You are viewing a plain text version of this content. The canonical link for it is here.
Posted to user@spark.apache.org by "Devi P.V" <de...@gmail.com> on 2016/01/13 19:16:07 UTC

Optimized way to multiply two large matrices and save output using Spark and Scala

I want to multiply two large matrices (from csv files)using Spark and Scala
and save output.I use the following code

  val rows=file1.coalesce(1,false).map(x=>{
      val line=x.split(delimiter).map(_.toDouble)
      Vectors.sparse(line.length,
        line.zipWithIndex.map(e => (e._2, e._1)).filter(_._2 != 0.0))

    })

    val rmat = new RowMatrix(rows)

    val dm=file2.coalesce(1,false).map(x=>{
      val line=x.split(delimiter).map(_.toDouble)
      Vectors.dense(line)
    })

    val ma = dm.map(_.toArray).take(dm.count.toInt)
    val localMat = Matrices.dense( dm.count.toInt,
      dm.take(1)(0).size,

      transpose(ma).flatten)

    // Multiply two matrices
    val s=rmat.multiply(localMat).rows

    s.map(x=>x.toArray.mkString(delimiter)).saveAsTextFile(OutputPath)

  }

  def transpose(m: Array[Array[Double]]): Array[Array[Double]] = {
    (for {
      c <- m(0).indices
    } yield m.map(_(c)) ).toArray
  }

When I save file it takes more time and output file has very large in
size.what is the optimized way to multiply two large files and save the
output to a text file ?

Re: Optimized way to multiply two large matrices and save output using Spark and Scala

Posted by Burak Yavuz <br...@gmail.com>.
BlockMatrix.multiply is the suggested method of multiplying two large
matrices. Is there a reason that you didn't use BlockMatrices?

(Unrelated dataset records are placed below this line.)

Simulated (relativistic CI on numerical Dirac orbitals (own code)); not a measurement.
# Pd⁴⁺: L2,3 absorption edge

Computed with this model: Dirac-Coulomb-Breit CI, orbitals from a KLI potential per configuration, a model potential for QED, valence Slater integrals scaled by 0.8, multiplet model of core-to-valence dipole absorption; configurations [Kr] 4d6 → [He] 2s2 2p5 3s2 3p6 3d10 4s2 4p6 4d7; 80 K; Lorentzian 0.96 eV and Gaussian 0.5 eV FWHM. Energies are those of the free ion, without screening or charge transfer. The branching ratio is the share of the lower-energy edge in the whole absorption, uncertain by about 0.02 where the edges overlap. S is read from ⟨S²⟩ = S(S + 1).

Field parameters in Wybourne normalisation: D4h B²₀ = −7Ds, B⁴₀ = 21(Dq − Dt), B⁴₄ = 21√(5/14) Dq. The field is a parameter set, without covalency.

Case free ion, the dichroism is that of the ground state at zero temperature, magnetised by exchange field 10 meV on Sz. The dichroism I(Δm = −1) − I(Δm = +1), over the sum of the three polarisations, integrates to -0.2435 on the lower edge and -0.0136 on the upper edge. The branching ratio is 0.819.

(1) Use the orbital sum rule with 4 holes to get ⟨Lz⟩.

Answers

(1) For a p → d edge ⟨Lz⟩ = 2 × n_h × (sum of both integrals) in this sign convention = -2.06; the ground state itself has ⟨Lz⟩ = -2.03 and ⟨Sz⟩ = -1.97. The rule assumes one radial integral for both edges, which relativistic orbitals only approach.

You can load the matrices and convert to and from RowMatrix. If it's in
sparse format (i, j, v), then you can also use the CoordinateMatrix to
load, BlockMatrix to multiply, and CoordinateMatrix to save it back again.

Thanks,
Burak

On Wed, Jan 13, 2016 at 8:16 PM, Devi P.V <de...@gmail.com> wrote:

> I want to multiply two large matrices (from csv files)using Spark and
> Scala and save output.I use the following code
>
>   val rows=file1.coalesce(1,false).map(x=>{
>       val line=x.split(delimiter).map(_.toDouble)
>       Vectors.sparse(line.length,
>         line.zipWithIndex.map(e => (e._2, e._1)).filter(_._2 != 0.0))
>
>     })
>
>     val rmat = new RowMatrix(rows)
>
>     val dm=file2.coalesce(1,false).map(x=>{
>       val line=x.split(delimiter).map(_.toDouble)
>       Vectors.dense(line)
>     })
>
>     val ma = dm.map(_.toArray).take(dm.count.toInt)
>     val localMat = Matrices.dense( dm.count.toInt,
>       dm.take(1)(0).size,
>
>       transpose(ma).flatten)
>
>     // Multiply two matrices
>     val s=rmat.multiply(localMat).rows
>
>     s.map(x=>x.toArray.mkString(delimiter)).saveAsTextFile(OutputPath)
>
>   }
>
>   def transpose(m: Array[Array[Double]]): Array[Array[Double]] = {
>     (for {
>       c <- m(0).indices
>     } yield m.map(_(c)) ).toArray
>   }
>
> When I save file it takes more time and output file has very large in
> size.what is the optimized way to multiply two large files and save the
> output to a text file ?
>